Writing bundle metadata to the catalog

Vertica internally stores physical table data in bundles together with metadata on the bundle contents.

Vertica internally stores physical table data in bundles together with metadata on the bundle contents. The query optimizer uses bundle metadata to look up and fetch the data it needs for a given query.

Vertica stores bundle metadata in the database catalog. This is especially beneficial in Eon mode: instead of fetching this metadata from remote (S3) storage, the optimizer can find it in the local catalog. This minimizes S3 reads, and facilitates faster query planning and overall execution.

Vertica writes bundle metadata to the catalog on two events:

  • Any DML operation that changes table content, such as INSERT, UPDATE, or COPY. Vertica writes bundle metadata to the catalog on the new or changed table data. DML operations have no effect on bundle metadata for existing table data.

  • Invocations of function UPDATE_STORAGE_CATALOG, as an argument to Vertica meta-function DO_TM_TASK, on existing data. You can narrow the scope of the catalog update operation to a specific projection or table. If no scope is specified, the operation is applied to the entire database.

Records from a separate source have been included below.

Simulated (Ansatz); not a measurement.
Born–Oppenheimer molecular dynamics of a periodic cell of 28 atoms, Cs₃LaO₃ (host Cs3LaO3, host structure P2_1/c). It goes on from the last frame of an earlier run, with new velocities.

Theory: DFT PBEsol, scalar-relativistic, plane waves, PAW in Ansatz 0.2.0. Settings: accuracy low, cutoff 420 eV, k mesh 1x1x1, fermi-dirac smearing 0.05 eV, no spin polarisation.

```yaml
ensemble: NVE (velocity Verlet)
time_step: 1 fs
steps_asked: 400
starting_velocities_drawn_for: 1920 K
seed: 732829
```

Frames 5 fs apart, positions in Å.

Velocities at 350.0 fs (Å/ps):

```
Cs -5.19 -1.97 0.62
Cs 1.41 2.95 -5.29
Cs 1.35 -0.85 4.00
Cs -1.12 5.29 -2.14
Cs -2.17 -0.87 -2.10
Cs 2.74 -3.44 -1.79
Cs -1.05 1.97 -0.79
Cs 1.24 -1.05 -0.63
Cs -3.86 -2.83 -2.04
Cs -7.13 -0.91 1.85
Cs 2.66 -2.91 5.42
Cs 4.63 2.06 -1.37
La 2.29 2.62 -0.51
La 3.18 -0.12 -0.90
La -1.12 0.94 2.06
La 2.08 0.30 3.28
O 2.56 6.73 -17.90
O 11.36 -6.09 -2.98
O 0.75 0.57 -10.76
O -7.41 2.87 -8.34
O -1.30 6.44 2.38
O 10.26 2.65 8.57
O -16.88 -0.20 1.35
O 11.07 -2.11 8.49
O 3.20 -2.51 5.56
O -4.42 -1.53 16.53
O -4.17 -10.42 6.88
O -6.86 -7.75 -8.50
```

For example, the following DO_TM_TASK call writes bundle metadata on all projections in table store.store_sales_fact:

=> SELECT DO_TM_TASK ('update_storage_catalog', 'store.store_sales_fact');
                                  do_tm_task
-------------------------------------------------------------------------------
 Task: update_storage_catalog
(Table: store.store_sales_fact) (Projection: store.store_sales_fact_b0)
(Table: store.store_sales_fact) (Projection: store.store_sales_fact_b1)
(1 row)

Validating bundle metadata

You can query system table STORAGE_BUNDLE_INFO_STATISTICS to determine which projections have invalid bundle metadata in the database catalog. For example, results from the following query show that the database catalog has invalid metadata for projections inventory_fact_b0 and inventory_fact_b1:

=> SELECT node_name, projection_name, total_ros_count, ros_without_bundle_info_count
    FROM v_monitor.storage_bundle_info_statistics where ros_without_bundle_info_count > 0
    ORDER BY projection_name, node_name;
    node_name     |  projection_name  | total_ros_count | ros_without_bundle_info_count
------------------+-------------------+-----------------+-------------------------------
 v_vmart_node0001 | inventory_fact_b0 |               1 |                             1
 v_vmart_node0002 | inventory_fact_b0 |               1 |                             1
 v_vmart_node0003 | inventory_fact_b0 |               1 |                             1
 v_vmart_node0001 | inventory_fact_b1 |               1 |                             1
 v_vmart_node0002 | inventory_fact_b1 |               1 |                             1
 v_vmart_node0003 | inventory_fact_b1 |               1 |                             1
(6 rows)

Best practices

Updating the database catalog with UPDATE_STORAGE_CATALOG is recommended only for Eon users. Enterprise users are unlikely to see measurable performance improvements from this update.

Calls to UPDATE_STORAGE_CATALOG can incur considerable overhead, as the update process typically requires numerous and expensive S3 reads. Vertica advises against running this operation on the entire database. Instead, consider an incremental approach:

  • Call UPDATE_STORAGE_CATALOG on a single large fact table. You can use performance metrics to estimate how much time updating other files will require.

  • Identify which tables are subject to frequent queries and prioritize catalog updates accordingly.